Significance. If the case selection and scoring procedures hold under scrutiny, the benchmark offers a concrete, cross-regime method to distinguish evidence presence from sufficiency for governance questions in agent systems. The deposited package enabling reproducible evaluation of decision-evidence maturity is a clear strength, allowing direct community testing across heterogeneous substrates. This could support more rigorous auditability requirements in deployed agent runtimes.

major comments (3)

[Abstract] Abstract: The central numerical claims (56.25% mean Property Sufficiency Accuracy for the redacted scorer; specific overclaim percentages for the three baselines) are stated without any description of how the eight property questions are scored, how the redacted scorer is constructed, or the procedure used to select and label the 64 cases. These omissions make the reported performance figures unverifiable from the manuscript text.
[Abstract] Abstract: The validity of the test distribution rests on the 64 manuscript cases plus the eight degradation conditions forming a representative sample of real agent-runtime governance scenarios, yet no sampling frame, diversity metrics, external validation, or coverage analysis (e.g., multi-agent or long-horizon decisions) is supplied. The construction-oracle labels are generated internally, leaving open whether the sufficiency-accuracy results generalize beyond the chosen manuscript-derived scenarios.
[Abstract] Abstract: The eight deterministic degradation conditions are invoked as part of the evaluation protocol but receive no definition or operational description, preventing assessment of whether they adequately probe evidence sufficiency across the eight properties.

Simulated Author's Rebuttal

3 responses · 0 unresolved

We thank the referee for these focused comments on the abstract. We address each point below. Where the abstract's brevity has created gaps in verifiability, we will revise it; where the full manuscript already supplies the requested detail, we will ensure the abstract points to it explicitly.

read point-by-point responses

Referee: [Abstract] Abstract: The central numerical claims (56.25% mean Property Sufficiency Accuracy for the redacted scorer; specific overclaim percentages for the three baselines) are stated without any description of how the eight property questions are scored, how the redacted scorer is constructed, or the procedure used to select and label the 64 cases. These omissions make the reported performance figures unverifiable from the manuscript text.

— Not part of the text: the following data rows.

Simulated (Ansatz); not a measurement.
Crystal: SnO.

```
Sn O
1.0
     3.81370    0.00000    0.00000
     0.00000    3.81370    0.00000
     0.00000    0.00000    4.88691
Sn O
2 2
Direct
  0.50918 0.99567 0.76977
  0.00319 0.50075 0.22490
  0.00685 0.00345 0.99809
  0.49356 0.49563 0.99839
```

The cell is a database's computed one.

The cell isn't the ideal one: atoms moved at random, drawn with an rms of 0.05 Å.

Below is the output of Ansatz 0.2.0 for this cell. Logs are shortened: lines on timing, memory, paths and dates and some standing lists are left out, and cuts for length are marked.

Authors: We agree the abstract is too terse on these points. The full manuscript (Sections 3.1–3.3 and 4.1) defines the eight property questions, describes the redacted property-level scorer as a deterministic evaluator that inspects only the normalized property fields after adapter application, and details the case-selection procedure (systematic enumeration across the eight regimes with construction-oracle labeling). We will revise the abstract to include one-sentence summaries of each element so the numerical claims become verifiable from the abstract alone. revision: yes
Referee: [Abstract] Abstract: The validity of the test distribution rests on the 64 manuscript cases plus the eight degradation conditions forming a representative sample of real agent-runtime governance scenarios, yet no sampling frame, diversity metrics, external validation, or coverage analysis (e.g., multi-agent or long-horizon decisions) is supplied. The construction-oracle labels are generated internally, leaving open whether the sufficiency-accuracy results generalize beyond the chosen manuscript-derived scenarios.

Authors: The 64 cases were constructed to exhaustively cover the eight regimes and eight properties using an internal construction oracle; no external sampling frame or diversity metrics were applied. We acknowledge this is a genuine limitation of the current benchmark and that generalization beyond the manuscript-derived scenarios remains untested. In revision we will add an explicit Limitations paragraph stating these constraints and noting that future releases will incorporate external validation and multi-agent/long-horizon cases. revision: partial
Referee: [Abstract] Abstract: The eight deterministic degradation conditions are invoked as part of the evaluation protocol but receive no definition or operational description, preventing assessment of whether they adequately probe evidence sufficiency across the eight properties.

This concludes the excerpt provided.